Ike gains some benefits from his custom moves. Both Tempest and Furious Eruption improve his already good edge-guarding potential, yet possess noticeable traits. Tempest charges faster and, like Cape, stalls Ike's descent when used in the air and can gimp recoveries. In comparison, Furious Eruption is noticeably stronger than Eruption, has more vertical range and launches opponents vertically, which makes it a very potent KOing option on stages with low ceilings. Close Combat grants transcendent priority during its dash, which allows it to ignore projectiles and shields, making it even better for recovering.
Aether Drive functions as a diagonal recovery option unlike Aether and Quick Draw, but covers less vertical distance. Aether Wave is executed faster, making it harder to gimp. It is also an excellent edge-guarding option, as it slings an energy wave upon landing. However, it covers slightly less vertical distance, has little trapping potential, and cannot meteor smash. Paralyzing Counter functions almost identically to Disable: it allows Ike to stun the opponent instead of counterattacking, but deals minuscule damage as a trade-off. Lastly, Smash Counter functions oppositely: its much higher damage multiplier enables it to one-hit KO many strong moves, although its lag is significant enough that many moves with low ending lag will allow the opponent to block the counterattack.
Overall, Ike's optimal playstyle is largely the same as it was in Brawl: he is still effective at spacing and punishing, and must utilize his useful combo game to deal damage and set up KOs. Like Luigi, Ike's weaknesses are exploitable, but circumventing them with careful play can result in him being a formidable character, as shown by players such as Ryo.
Changes from Super Smash Bros. Brawl
Ike had received a mix of buffs and nerfs from Brawl to SSB4. Ike's mobility has improved: he has noticeably faster dashing and air speeds, as well as a higher double jump, the latter of which also improved his neutral game and recovery. His overall frame data is also fairly better, with his forward aerial in particular now being a very useful approach option thanks to its range, lower start-up lag, and ability to auto-cancel with a short hop. By extension, his forward, back, up and down aerials also have significantly reduced landing lag, and no longer possess transcendent priority, aiding in Ike's approach by allowing him to cancel out projectiles. Lastly, Ike benefits from the changes to gameplay mechanics. The changes to hitstun canceling significantly improve his combo game; the removal of edge-hogging improves Aether and Quick Draw's recovery potentials; and rage boosts Ike's already high power, while his heavier weight makes him a very effective user of it.

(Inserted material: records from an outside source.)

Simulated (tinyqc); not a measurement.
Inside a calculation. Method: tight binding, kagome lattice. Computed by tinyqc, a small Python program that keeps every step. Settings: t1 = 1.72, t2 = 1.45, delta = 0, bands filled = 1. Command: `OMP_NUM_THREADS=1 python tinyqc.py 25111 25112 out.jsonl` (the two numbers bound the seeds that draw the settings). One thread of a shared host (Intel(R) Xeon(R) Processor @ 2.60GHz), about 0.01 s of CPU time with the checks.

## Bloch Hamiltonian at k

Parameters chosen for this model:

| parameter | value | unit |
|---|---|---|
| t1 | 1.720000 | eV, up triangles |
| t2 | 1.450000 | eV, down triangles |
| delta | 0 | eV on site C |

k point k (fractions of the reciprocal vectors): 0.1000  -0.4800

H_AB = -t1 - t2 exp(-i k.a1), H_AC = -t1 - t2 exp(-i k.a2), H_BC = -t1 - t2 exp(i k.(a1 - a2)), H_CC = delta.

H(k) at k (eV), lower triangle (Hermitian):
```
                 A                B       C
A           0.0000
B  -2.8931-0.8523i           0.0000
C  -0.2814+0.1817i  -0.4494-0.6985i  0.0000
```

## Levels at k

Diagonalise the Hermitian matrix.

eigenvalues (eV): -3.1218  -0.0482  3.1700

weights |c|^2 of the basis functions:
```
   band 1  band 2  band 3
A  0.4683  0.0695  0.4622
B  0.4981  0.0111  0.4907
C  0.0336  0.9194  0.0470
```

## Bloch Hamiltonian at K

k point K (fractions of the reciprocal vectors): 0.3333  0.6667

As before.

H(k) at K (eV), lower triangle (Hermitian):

However, Ike has also received some nerfs. To compensate for the general improvements to his frame data, his renowned power has been somewhat toned down via decreases to his damage output and the knockback of the majority of his moveset. Ike's overall range has also been decreased, making it slightly more difficult for him to space out his opponents. Ike's jab cancel, which was an essential aspect of his playstyle in Brawl, is now extremely situational because of his neutral attack's higher start-up and ending lag.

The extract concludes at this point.